Glacier Bay National Park & Preserve
The marine wilderness of Glacier Bay National Park and Preserve provides opportunities for adventure, a living laboratory for observing the ebb and flow of glaciers, and a chance to study life as it returns in the wake of retreating ice. The park has snow-capped mountain ranges rising to over 15,000 feet, coastal beaches with protected coves, deep fjords, tidewater glaciers, coastal and estuarine waters, and freshwater lakes. These diverse land and seascapes host a mosaic of plant communities ranging from pioneer species in areas recently exposed by receding glaciers, to climax communities in older coastal and alpine ecosystems. Diverse habitats support a variety of marine and terrestrial wildlife, with opportunities for viewing and research that allow visitors to learn more about the natural world.
Seasonality / Weather
Glacier Bay National Park and Preserve is open year-round, but services in winter are extremely limited. The visitor center is open daily from late May to early September. Exhibits are open 24 hours. Information desk and Alaska Geographic bookstore are open daily 11 a.m. to 9 p.m.
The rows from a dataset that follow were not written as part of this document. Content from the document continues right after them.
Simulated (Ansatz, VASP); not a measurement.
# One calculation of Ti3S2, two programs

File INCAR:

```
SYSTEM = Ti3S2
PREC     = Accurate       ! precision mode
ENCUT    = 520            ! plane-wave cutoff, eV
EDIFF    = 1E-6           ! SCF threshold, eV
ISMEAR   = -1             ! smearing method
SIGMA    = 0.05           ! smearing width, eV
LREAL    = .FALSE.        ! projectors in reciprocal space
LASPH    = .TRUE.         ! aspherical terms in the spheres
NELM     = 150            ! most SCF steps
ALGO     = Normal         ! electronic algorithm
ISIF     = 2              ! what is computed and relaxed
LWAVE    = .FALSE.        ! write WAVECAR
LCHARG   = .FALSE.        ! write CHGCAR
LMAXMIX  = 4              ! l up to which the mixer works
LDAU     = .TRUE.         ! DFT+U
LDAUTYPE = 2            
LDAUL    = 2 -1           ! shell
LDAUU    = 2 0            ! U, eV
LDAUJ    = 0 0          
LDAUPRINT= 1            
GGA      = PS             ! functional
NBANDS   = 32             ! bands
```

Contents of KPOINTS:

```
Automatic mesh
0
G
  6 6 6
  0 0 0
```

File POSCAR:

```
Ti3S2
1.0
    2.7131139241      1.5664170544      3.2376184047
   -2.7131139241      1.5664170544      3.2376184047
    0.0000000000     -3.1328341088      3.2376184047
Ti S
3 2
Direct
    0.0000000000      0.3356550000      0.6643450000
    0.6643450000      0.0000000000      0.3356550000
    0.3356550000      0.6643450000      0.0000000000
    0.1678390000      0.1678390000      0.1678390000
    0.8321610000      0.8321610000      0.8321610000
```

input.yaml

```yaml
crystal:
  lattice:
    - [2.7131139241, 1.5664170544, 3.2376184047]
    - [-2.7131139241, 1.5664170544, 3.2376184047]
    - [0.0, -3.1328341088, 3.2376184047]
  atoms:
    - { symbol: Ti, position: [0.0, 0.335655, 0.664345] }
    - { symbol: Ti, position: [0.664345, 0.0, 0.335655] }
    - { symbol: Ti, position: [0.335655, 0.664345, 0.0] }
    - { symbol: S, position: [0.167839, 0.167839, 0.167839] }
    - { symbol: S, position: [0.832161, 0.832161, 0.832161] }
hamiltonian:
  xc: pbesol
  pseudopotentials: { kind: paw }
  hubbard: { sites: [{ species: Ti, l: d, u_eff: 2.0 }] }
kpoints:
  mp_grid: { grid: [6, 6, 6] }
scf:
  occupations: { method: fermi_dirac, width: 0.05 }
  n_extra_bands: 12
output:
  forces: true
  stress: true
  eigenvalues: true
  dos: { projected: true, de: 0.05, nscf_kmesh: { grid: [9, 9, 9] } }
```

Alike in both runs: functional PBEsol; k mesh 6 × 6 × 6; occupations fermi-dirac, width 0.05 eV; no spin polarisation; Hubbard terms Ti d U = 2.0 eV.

Glacier Bay National Park and Preserve lies west of Juneau, AK and can only be reached by plane or boat. The only road merely connects the small town of Gustavus and its airfield to park headquarters at Bartlett Cove (10 miles). Many visitors arrive in Glacier Bay as passengers on board cruise ships, tour boats, charter boats, and their own private vessels.
Taxis (upon request) and buses (limited schedule) run between Gustavus and Bartlett Cove.
During the summer months, the Alaska Marine Highway System Ferry LeConte stops in Gustavus twice weekly from Juneau. The ferry dock is located 9 miles from Glacier Bay park headquarters in Bartlett Cove. Check the AMHS website for schedules, times, and rates. If you are planning on bringing a vehicle, please be aware that vehicle based activities may be limited.